If you follow people’s social media accounts in the production entertainment industries, you’d think everyone, everyday are living the best life. Everything goes their way. And every day is successful and loaded with adventures. That’s not to say everyone’s post are Bull Sh** T. There are a lot of people doing cool gigs. Just not every minute of every day.
Thankfully, being as old as dirt, I’ve lived most of my professional life before social media. In doing so I had to actually learn and observe in the “real”.
Living in the “real” gave me a front row seat to what others were actually doing or NOT doing.
I learned more from seeing people screw up and then find a way to recover, then seeing people only succeed. (today’s fake social media life).

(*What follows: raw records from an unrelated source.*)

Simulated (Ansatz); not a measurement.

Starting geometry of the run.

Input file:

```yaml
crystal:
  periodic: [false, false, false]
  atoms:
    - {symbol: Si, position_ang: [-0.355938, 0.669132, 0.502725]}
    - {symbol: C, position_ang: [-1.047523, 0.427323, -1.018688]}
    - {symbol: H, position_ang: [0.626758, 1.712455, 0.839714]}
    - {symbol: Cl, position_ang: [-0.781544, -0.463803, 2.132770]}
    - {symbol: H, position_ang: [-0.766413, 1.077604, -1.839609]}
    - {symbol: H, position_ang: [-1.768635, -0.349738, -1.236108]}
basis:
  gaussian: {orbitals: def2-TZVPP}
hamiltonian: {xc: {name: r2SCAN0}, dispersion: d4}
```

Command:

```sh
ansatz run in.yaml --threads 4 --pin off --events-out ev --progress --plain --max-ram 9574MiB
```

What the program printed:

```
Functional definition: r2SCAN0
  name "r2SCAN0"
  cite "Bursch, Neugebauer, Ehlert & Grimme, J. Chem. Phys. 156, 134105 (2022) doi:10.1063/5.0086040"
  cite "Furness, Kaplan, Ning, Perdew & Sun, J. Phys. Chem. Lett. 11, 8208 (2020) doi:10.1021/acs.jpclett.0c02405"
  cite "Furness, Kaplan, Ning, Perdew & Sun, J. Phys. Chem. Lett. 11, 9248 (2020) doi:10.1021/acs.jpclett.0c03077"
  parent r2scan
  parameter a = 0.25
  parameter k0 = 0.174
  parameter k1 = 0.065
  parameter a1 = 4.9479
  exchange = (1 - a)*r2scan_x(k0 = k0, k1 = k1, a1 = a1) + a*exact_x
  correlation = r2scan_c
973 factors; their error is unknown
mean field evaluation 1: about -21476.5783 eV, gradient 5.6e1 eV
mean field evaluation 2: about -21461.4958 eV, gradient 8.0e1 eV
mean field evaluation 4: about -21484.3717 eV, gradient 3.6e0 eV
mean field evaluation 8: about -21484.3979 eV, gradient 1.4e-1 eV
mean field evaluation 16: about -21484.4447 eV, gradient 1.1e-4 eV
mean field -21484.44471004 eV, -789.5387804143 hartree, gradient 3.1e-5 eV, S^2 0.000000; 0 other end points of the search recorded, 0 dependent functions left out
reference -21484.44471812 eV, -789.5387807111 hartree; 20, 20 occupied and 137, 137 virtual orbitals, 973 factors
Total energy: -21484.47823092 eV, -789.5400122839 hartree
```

If you talk to any experienced professional, they all have stories about the time the show went off the rails. Maybe it was the time they pressed the wrong control, the time the lip sync vocal tracks crashed. The time network’s master control punched up the wrong show or when the Broadway stage manager dropped their show book and lost control of the cues. These stories go on and on.
The good news is with those stories comes a “fix”. “… after that I (we) made sure that never happened again by…”
Unfortunately, almost no one posts their screw ups. They only give you the wins.
It’s like a chronic gambler who will always tell you how much they won but never gives you their net balance which includes their losses.
Everyone has wins and losses…EVERYONE!
Working in the visual medium we use a camera lens to tell the audience what we want them to look at and not look at. By using the camera to frame and compose our shots we develop and tell OUR story, the one we want everyone to believe, moment by moment.
The same is true with social media. They are framing their shot, tags, text to tell you what they want to be real, NOT what actually was the real.
Maybe they were just making copies of the rundown for the crew but their pics seem like they we assisting the director.
Maybe they were just straightening cables in the recording studio and not collaborating with the artist on cord phrasing.
Maybe they were standing in the wings of the theater waiting to move a set piece off the stage but their pics framing seems like they were stage managing.
Everyday someone tells me they might as well get out of the biz because they follow this person who has only been in the biz a year and is killing it. “According to their IG they just landed a gig producing a feature film with a huge budget. It’s real because they posted pics of the set today.”
Ummmm NO! Regardless of what their posts look like ….that isn’t happening! They may be on the set …but …producing a huge budgeted feature? No.
There is more to the story then what you’re being told or shown.
I’m telling you all this because you are not falling behind your peers regardless of what their posts look like. They are just good at posting a story of what they wish was happening.
They are usually more concerned about impressing their followers with what they want to them believe. Then actually paying attention, learning and impressing the people they are currently working with.
When you become so busy promoting and faking your career to your “friends” or “followers”, your missing out on learning what’s happening all around you minute by minute on the gig.
Don’t worry about who seems to be doing what. That has nothing to do with your career.
Don’t try and keep up with your friends’ fake career by faking your current involvement in a production.
Put the phone down. Actually, pay attention and absorb everything that is happening on the gig. See where you might be able to help. Holding a ladder, sweeping a studio floor, helping move gear when needed, etc.
Those might not be “post” worthy, but definitely will get you noticed by the right people and will absolutely be CAREER WORTHY.